Here, you can see how I chose to join the doublers, and how the cabin side cleat fits over the top of the cabin side. The small gap is easily filled with thickened epoxy.
I had to put small nails in the aft cabin side doublers to keep them from sliding around when I first installed them, which was before installing the aft cabin top doubler.
Well, its been a while since my last post, but work has proceeded. Just been a bit busy to write it all down.
Here, the cabin top is being glued down. I was able to use the three straps to get the edges to within about an inch of the cleat, and then I needed to use clamps, and hand power to close the gap and put in the screws.
The foreward cabin top doubler is yellow cedar. I chose to steam it to make it easier to install. Here it is resting from the steam box.
There was too much to trim from the edge of the cabin top to use just a sander or rasp, so I wanted to use a plane. However, I was concerned about occasionally catching the blade on the cleat. So, this arrangement helped with that. The strip of wood rides on the cleat and allowed me to trim most of the cabin top edge.
Adding fillets to the all of the cabin side and top joints was time consuming, however I decided to switch to the Howard Rice/Russell Brown filler mixture, and to also follow Russell's advice of sanding the fillets within a couple days of applying them. This has made fillet sanding much easier (though still tedious work, and worthy of multiple Car Talk podcasts).
However, the fillets on the underside of the cabin top between BH3 and BH2 remain to be sanded. Heck, it was hard enough applying them (though it probably would have been much easier had I waited until the hull was upside down).
Here, the fiberglass on the cabin top has been wetted out. This took more epoxy than I was expecting - I used a roller to apply it, which was pretty easy, and it was easy to control the amount of epoxy being applied, but it was a bit slow. Perhaps not the way to go for a larger surface - not sure.
The corners turned out pretty well, thanks to help from a nice e-book written by Russell Brown on fiberglassing corners (a companion to his Epoxy Basics book).
After a couple more fill coats and sanding, the cabin top is done for now.

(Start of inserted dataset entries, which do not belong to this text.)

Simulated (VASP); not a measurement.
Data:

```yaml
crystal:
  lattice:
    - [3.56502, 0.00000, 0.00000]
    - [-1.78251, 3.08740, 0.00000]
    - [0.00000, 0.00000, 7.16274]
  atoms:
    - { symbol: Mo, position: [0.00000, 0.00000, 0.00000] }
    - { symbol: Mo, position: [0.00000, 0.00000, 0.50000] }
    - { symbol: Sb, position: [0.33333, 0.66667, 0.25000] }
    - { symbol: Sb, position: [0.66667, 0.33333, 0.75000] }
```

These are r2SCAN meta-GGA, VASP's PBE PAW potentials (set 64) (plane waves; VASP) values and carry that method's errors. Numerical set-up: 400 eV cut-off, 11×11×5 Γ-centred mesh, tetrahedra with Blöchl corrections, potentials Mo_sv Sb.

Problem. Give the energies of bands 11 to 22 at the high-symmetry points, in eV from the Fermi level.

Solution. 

Time to "Turn The Boat". As you can see, I chose the strap rotation method. This was complicated a bit by the low ceiling clearance in my shop - we had to lower the aft strap quite a bit to clear the cold air return duct above.
After about 10-15 minutes of fiddling, we had her over, and with scarcely any damage. BTW, if you haven't heard it from other SCAMP builders, don't trust your ability to slowly release ratchet straps. Nuff said.
Thanks for the help Sergei!
The successful result! It was surprising how far forward, at this point, the balance point of the hull is. There is not much weight on the aft horse to the extent that shims from the floor to the mast trunk are needed to keep the whole thing from turning into a teeter-totter when working at the bow.
Way back, when I glued on plank 2, it was difficult to tell exactly how much to overlap it with the garboard plank. The top of the plank mates with corners in the bulkheads, true, but this is a somewhat imprecise location.
As you can see here, the overlap between planks 1 and 2 (above), and the overlap between planks 2 and 3 (below it) are not equal. I noticed this when I was installing plank 3, in that there were spots in the middle of the plank where the plank 2 bevel was not quite covered by plank 3. So, be forewarned about this and be somewhat more careful than I was about the positioning of the planks. I dont think this is a problem with ANNIE B, as I have put glass tape on the inside of all three plank joints.